And then ATS, we are expecting that we will start to recover in the fourth quarter of this year. So if you put all of that together, that is sort of what we have in terms of at the midpoint about 5% revenue growth in the top line.
Operator: Your next question comes from the line of Saree Boroditsky from Jefferies.
Saree Boroditsky: I believe book-to-bill was below 1 again this quarter. So when would you expect this to turn positive? And how do you think about backlog levels as you exit this year?
Sundaram Nagarajan: If you look at our backlog, as we have noted in our release as well as in our conversations, $750 million, it is higher than where we normally would run for this size of a business. A historic normalized level will be about $600 million to $650 million, something like that. Order entry in most of the businesses have returned to normal order patterns. What we mean by that is we don’t have any anxiety in the customer order patterns, right? So, if you go back even four quarters ago, you still had people – might be still concerned about supply chain constraints, and that doesn’t exist anymore. So I would say vast majority of our businesses, order entry has gotten to its historical levels, and the organic growth are based on those order entry rates.

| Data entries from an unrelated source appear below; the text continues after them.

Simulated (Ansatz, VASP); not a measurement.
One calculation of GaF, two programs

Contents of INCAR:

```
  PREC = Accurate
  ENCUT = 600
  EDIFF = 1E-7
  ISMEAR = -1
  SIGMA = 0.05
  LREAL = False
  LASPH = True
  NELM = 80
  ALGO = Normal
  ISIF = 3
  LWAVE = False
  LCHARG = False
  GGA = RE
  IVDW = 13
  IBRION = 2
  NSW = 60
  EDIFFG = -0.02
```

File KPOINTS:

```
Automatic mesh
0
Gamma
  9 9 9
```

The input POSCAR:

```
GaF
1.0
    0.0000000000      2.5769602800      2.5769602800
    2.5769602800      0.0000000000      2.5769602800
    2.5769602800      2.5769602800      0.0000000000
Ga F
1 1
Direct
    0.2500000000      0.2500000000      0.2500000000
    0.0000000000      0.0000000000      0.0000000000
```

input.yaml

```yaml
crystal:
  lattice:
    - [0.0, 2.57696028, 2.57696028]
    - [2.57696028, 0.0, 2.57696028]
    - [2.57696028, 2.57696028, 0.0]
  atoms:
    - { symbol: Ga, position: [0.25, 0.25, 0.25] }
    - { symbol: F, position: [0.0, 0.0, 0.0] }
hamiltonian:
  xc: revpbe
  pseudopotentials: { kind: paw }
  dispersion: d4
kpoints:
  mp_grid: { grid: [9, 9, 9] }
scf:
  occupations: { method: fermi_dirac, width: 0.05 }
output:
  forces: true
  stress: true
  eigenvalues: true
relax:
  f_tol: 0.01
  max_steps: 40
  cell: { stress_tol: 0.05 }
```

Stephen Shamrock: And maybe another data point I’d add to there as well, just to Naga’s comments, if you think about the backlog, we consumed about $200 million last year for the full year as we transitioned more to a normalized environment. And in Q1, we consumed about $50 million. So, we’re still on that, I’ll say, normalized pace.
Saree Boroditsky: So, you know the impact of the Chinese New Year in the second quarter, I believe in the past you’ve talked about it being a $15 million to $20 million impact. So would that still be the right way to think about the shift for this year?
Stephen Shamrock: What I would tell you, as I think about the second quarter and the guidance we gave, and the timing of the Chinese New Year, I’d say, is roughly about a $10 million to $15 million impact. That’s what we’re seeing. And if you really think about that, right, the guidance that we gave for the second quarter here at the midpoint, we’ve got sales growth of 1%, which would imply negative organic growth of 4%. Again, we’re still expecting ARAG to contribute 5% and FX to be neutral. If you think about that, that’s about – half of that negative organic growth is coming from the Chinese New Year. Obviously, we had the opposite effect in Q1 as well, right? So even on a quarter-to-quarter basis, the organic growth rates in Q2 is not as bad on the surface as they look based on that.
Operator: Your next question comes from the line of Mike Halloran from Baird.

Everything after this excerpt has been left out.